Iran won’t cross nuke threshold anytime soon - Ex-atomic chief Gidon Frank

Ex-National Security Council chief: Saudis could ditch US, Israel for Iran alliance

 IRAN’S ATOMIC Energy Organization chief Mohammad Eslami (right) and IAEA Director-General Rafael Mariano Grossi attend a news conference in Tehran last month. Today’s Zionists must stand up to Iranian nuclear aspirations. (photo credit: WEST ASIA NEWS AGENCY/REUTERS)
IRAN’S ATOMIC Energy Organization chief Mohammad Eslami (right) and IAEA Director-General Rafael Mariano Grossi attend a news conference in Tehran last month. Today’s Zionists must stand up to Iranian nuclear aspirations.
(photo credit: WEST ASIA NEWS AGENCY/REUTERS)

Iran is not likely to cross the nuclear threshold in the near future, former Israel atomic energy chief Gideon Frank said on Tuesday.  

Speaking in Herzliya, Frank said, “The question of whether Iran will decide to go for a nuclear weapon is very complicated. My opinion is that they will not.”

“This is because they have two things to lose. First, if they do so they will have to exit the NPT [Nuclear Non Proliferation Treaty] which will put them in a similar place as North Korea…Second, I do not think Iran really would ever intend to actually use a nuclear weapon,” suggesting Tehran would use it to deter attempts at regime change and to embolden its regional terror.

At the same conference, Defense Ministry Director-General Amir Eshel asked whether Israel has the capability to strike and set back Iran’s nuclear program, saying, “The current government has made a paradigm shift on this issue, placing a much greater emphasis on building much more massive, substantial and relevant forces according to the existing threat.”

“There are a diverse number of issues. We are not only dealing with the Iranian nuclear program. We are dealing with a system-wide clash with Iran and we need to assume that there could be a region-wide war,” he warned.

 THEN-US secretary of state John Kerry walks with Robert Malley following a meeting with an Iranian team in 2015, before the Iran nuclear deal was reached.  (credit: BRIAN SNYDER/REUTERS) THEN-US secretary of state John Kerry walks with Robert Malley following a meeting with an Iranian team in 2015, before the Iran nuclear deal was reached. (credit: BRIAN SNYDER/REUTERS)

Eshel summed up that the IDF does have a sufficient attack capability for Iran, but that the questions are broad strategy, interests and costs.

Former IDF chief Gadi Eisenkot said that Israel’s security forces’ brave actions against Iran to date were the main reason Iran has failed so far to obtain nuclear weapons.

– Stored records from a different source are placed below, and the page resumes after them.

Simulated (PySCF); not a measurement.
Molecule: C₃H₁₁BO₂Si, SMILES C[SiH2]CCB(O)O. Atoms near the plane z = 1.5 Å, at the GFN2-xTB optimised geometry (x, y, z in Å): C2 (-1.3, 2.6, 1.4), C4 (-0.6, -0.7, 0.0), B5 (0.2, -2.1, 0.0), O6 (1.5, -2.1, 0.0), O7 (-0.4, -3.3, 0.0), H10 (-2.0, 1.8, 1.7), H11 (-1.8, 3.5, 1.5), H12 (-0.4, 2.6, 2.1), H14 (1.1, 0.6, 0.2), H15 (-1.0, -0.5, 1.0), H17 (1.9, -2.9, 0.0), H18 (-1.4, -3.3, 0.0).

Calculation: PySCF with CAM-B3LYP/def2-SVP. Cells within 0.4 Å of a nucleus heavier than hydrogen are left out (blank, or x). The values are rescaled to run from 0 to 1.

Discussing regional issues, former national security council chief Giora Eiland said that if Israel is not careful, the Saudis could decide to drop normalization efforts with the Jewish state and instead cut a deal with Iran.

Eiland said that too many analysts believe that the Saudis’ current need for an alliance with either the US or Israel or both in order to defend themselves from Iran is a permanent feature of international relations.

Instead, he said the entire balance of geopolitical relations between the Saudis and Iran could change in an instant.

Former Mossad chief Tamir Pardo asked the audience “do the Jews want one state with the Palestinians?”

He also said that by failing to resolve the Palestinian issue Israeli policies have exacerbated a rift with the US Democratic Party.

Pardo pointed out that internal processes in the US might be to Israel’s disadvantage. As the country becomes more multi-cultural it loses some of the Judeo-Christian character which has dominated policy until today.

However, he said Israel’s ability to resolve or not resolve the Palestinian issue can heavily impact the broader trends of how the Democratic Party feels about Israel.

Referring both to the issue with the Palestinians and other social conflicts in Israel, Eisenkot said that the state must be able to have control over demolishing illegal residences in a variety of areas, whether that means the Jewish Homesh outpost in the West Bank, illegal Beduin building in the South or illegal Arab building in the Galilee.

He also said that the country must base important decisions on a broad vision of the national interest and not on small-time politics.